Crispy on the edges and impossibly tender in the center, these festive sugar cookies look exactly like tiny wrapped presents. A rich blend of butter, vanilla, and a hint of almond extract gives the dough a classic bakery flavor. After a quick chill, it rolls out beautifully for slicing into neat squares. Once baked, they're ready for your favorite icing, candies, and edible glitter. They're a charming addition to any winter gathering or holiday cookie tin.
Prep
2 hr 45 min
Cook
55 min
Total
3 hr 45 min
Servings
36
Course
Dessert
Ingredients
1 1 ⁄ 2 cups powdered sugar
1 cup butter or margarine, softened
1 teaspoon vanilla
1 ⁄ 2 teaspoon almond extract
1 egg
2 1 ⁄ 2 cups all-purpose flour
1 teaspoon baking soda
1 teaspoon cream of tartar
Instructions
1Combine the powdered sugar, softened butter, vanilla, almond extract, and egg in a large bowl, mixing until smooth. Stir in the all-purpose flour, baking soda, and cream of tartar until a soft dough forms. Cover the bowl and refrigerate for about 2 hours until the dough is firm enough to handle. Chilling prevents the cookies from spreading in the oven.

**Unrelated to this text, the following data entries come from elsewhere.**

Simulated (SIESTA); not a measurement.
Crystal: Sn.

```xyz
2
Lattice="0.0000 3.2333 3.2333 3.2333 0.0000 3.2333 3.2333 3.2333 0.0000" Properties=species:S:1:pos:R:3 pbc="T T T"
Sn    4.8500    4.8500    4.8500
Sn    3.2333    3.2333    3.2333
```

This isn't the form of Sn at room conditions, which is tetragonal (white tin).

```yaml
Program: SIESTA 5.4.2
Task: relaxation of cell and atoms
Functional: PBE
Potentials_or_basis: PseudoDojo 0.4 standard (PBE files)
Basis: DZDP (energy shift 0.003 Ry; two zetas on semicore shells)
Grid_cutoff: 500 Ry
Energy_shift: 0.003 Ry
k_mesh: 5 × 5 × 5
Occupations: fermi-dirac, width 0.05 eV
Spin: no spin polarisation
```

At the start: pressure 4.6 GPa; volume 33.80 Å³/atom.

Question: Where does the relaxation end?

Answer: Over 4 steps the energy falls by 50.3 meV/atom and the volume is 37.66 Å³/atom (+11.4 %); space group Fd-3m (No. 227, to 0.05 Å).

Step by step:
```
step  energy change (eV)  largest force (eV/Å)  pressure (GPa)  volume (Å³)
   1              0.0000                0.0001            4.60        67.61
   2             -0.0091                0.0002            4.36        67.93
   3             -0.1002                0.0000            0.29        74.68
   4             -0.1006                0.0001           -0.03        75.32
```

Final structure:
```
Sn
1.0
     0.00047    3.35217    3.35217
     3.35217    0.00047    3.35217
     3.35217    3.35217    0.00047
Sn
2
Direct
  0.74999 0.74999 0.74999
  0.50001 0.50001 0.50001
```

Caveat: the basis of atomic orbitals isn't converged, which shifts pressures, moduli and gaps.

2Preheat the oven to 375°F. Lightly grease a baking sheet with cooking spray or shortening, then divide the chilled dough into two equal portions.
3Working with one portion at a time, roll the dough out on a lightly floured surface to a 1/4-inch thickness. Cut the dough into 2-inch squares and arrange them on the prepared baking sheet.
4Bake for 7 to 8 minutes, just until the edges turn a light golden brown. Transfer the baked squares to a wire rack and let them cool completely for about 30 minutes. Don't decorate them while warm, or the icing will melt.
5Decorate the top of each cooled square with icing to resemble ribbons and bows. Finish the cookie packages with small candies and a dusting of edible glitter.
Notes
Make ahead: Prep the dough up to 2 days in advance. Keep it tightly wrapped in the fridge until you're ready to roll and bake.
Storage: Store decorated cookies in an airtight container at room temperature for up to 5 days. Place parchment paper between layers to protect the icing.
Decorating tip: Use a thick royal icing or store-bought decorating icing in tubes for the cleanest ribbon lines.